The game used to be 90 minutes or 3 hours, but now it's 24 hours
What we mean by that, is in the past, the only time that fans were really exposed to teams and athletes was during the actual game, whether on TV or in the stadium. Now, largely enabled by social media, we are seeing what the team is doing not only during the game, but before, after, and on their days off. We see players in training, and we see them relaxing.
For instance, if you happen to be a Liverpool supporter, there's no shortage of 24x7 pictures and videos of the team at training. In this example, these players are sporting their training bibs sponsored by New Balance and Garuda Indonesia, who are separate sponsors from their main jersey sponsor of Standard Chartered. This was the first time Liverpool has ever sold such a sponsorship,
but these posts get a lot of engagement, and it's not a passing fad. In fact, in many cases these training posts get more engagement than in-game photos.
Practice shirt sponsors used to be local, but social media has enabled them to be global
The NFL has had sponsors on their pre-season jerseys since 2011. Really? Yes. However, because the only people who ever saw them were the people who went to training camps, many were largely local sponsors, that didn't command a material sponsorship value. Now, with most teams publishing training camp pictures to global audience, the game has changed.
Certainly, these global brands like Pepsi and SAP run the risk of getting picked up by the media associated with somewhat negative stories,
Important to note in the above examples when you look at the engagement and values -- increasingly most fans go directly to their favorite teams, leagues, and players for sports news instead of engaging with the media companies. Again, social media has enabled all teams to become publishers themselves, and in many respects taking the media companies out the equation and enabling direct sell sponsorships into media.
Okay, so what's the big deal? Is this really a material issue for clubs?
Yes, indeed, and they know it. Manchester United, for example, originally had a deal with DHL for £40mm but bought back the rights because they knew they could sell it for more, which they did to Aon as part of a larger sponsorship deal. Chevrolet is ManU's main shirt sponsor, but in a recent 30 day period, our systems calculated that Aon actually had a larger earned media value! (although, to be fair, ManU recently went on a summer US tour that appears have been prominently sponsored by Aon)
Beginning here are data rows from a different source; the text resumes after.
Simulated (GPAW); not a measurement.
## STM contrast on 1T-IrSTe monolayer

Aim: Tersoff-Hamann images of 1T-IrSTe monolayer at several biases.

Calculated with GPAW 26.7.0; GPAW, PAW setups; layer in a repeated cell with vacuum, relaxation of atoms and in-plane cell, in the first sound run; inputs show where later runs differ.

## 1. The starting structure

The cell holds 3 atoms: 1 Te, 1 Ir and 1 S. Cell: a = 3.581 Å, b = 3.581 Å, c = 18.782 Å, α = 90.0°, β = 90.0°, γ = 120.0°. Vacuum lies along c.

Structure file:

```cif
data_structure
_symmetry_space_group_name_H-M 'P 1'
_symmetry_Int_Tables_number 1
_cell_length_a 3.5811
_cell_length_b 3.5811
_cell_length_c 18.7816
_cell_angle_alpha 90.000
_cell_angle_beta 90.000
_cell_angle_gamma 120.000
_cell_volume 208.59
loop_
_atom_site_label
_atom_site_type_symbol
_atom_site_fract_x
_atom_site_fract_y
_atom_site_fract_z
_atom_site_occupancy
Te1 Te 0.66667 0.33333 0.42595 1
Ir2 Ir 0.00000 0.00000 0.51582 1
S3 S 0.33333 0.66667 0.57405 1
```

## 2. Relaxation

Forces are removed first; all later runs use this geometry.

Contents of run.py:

|Glory, Glory, Man United|
And yes, those numbers are millions of US dollars. That is, if Aon wanted to buy social media ads on a Cost per Engagement (CPE) basis, that's what it would have cost them on the respective networks to get the same number of engagements (likes, favorites, shares, retweets, loves, etc) that they got organically through ManU's distribution.
So whether you think sponsoring training shirts is just a normal every day occurrence (like in soccer) or is a gateway drug to the ugliest Winnipeg Jets jersey you've ever seen (C'mon SI, my grandma can use Photoshop better than that!) - there's no denying that the clubs and leagues that can pull it off tastefully will create a new material revenue stream that scales with the world on a 24x7x365 basis.